## How to Calculate Interstitial Formation Energy for Aluminum

### Interstitial Formation Energy Calculation

The necessary tools to perform the basic calculations to investigate the interstital formation energy is shown in this page.

Figure 1. Consider one atom at the center-most part of the fcc Al system. Then add one more atom nearby that, coordinates of the new atom depends on whether octahedral (add (a/2, 0, 0)) or tetrahedral (add (a/4, a/4, a/4)) location is asked.

Atomic positions and a volume relaxation are performed with DFT calculations when the extra atom is inserted in one of the interstitial sites, preferably in the center of the simulation box. Similar to the vacancy formation calculations, this interstitial defect formation energy also needs a large supercell in order to accommodate more atoms, such that to keep the interaction of periodic defects minimized. To calculate the interstitial energy subtract energy per atom of Bulk Aluminum (∈) times the number of atoms (including the self interstitial) from the total energy of the structure containing the interstitial (Etot).
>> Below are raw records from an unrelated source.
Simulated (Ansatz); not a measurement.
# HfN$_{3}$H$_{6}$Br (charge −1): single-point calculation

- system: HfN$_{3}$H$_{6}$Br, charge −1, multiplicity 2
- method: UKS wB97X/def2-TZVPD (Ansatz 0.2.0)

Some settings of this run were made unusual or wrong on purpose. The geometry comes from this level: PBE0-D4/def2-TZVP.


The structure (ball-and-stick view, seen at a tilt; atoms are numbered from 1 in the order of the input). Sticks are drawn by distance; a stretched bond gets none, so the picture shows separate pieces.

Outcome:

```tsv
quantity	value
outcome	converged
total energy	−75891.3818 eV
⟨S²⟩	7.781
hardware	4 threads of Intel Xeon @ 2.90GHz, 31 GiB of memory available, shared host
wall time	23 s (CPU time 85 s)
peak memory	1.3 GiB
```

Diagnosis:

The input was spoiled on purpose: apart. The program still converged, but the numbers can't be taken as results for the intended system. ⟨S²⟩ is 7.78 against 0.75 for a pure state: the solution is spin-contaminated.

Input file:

For a binary AB alloy, the number of calculations increases as one needs to calculate the interstitial formation energy for Element A in Matrix B and Element B in Matrix A; also for both interstitial positions: octahedral and tetrahedral positions.

Note: In order to get the octahedral position, consider any atom coordinates (x,y,z) that are part of the perfect crystal structure, then add (a/2, 0, 0) to it to get the coordinates for octahedral interstitial atom location. For a tetrahedral position add (a/4, a/4, a/4) to get the tetrahedral interstitial atom coordinates; "a" being the lattice parameter.

### Relaxation

For relaxation (geometric or ionic optimizations) always use ISMEAR = 1 and SIGMA = 0.1 or ISMEAR = 2 and SIGMA = 0.2. It is always recommended to do ionic relaxations at fixed volumes and plot the energy vs volume graph to determine the equilibrium volume. To get accurate energies obtain the structure after relaxation and run a static calculation (no relaxations NSW = 0) with ISMEAR = -5.

Proposed method to relax and get accurate energies

The system should be relaxed (ISIF=2) with ISMEAR = 1 (Methfessel-Paxton). At the end of the relaxation run VASP will generate new positions in the CONTCAR file. Copy the CONTCAR as POSCAR. Then run a static calculation (no relaxations, NSW = 0) with the tetrahedron method (ISMEAR = -5).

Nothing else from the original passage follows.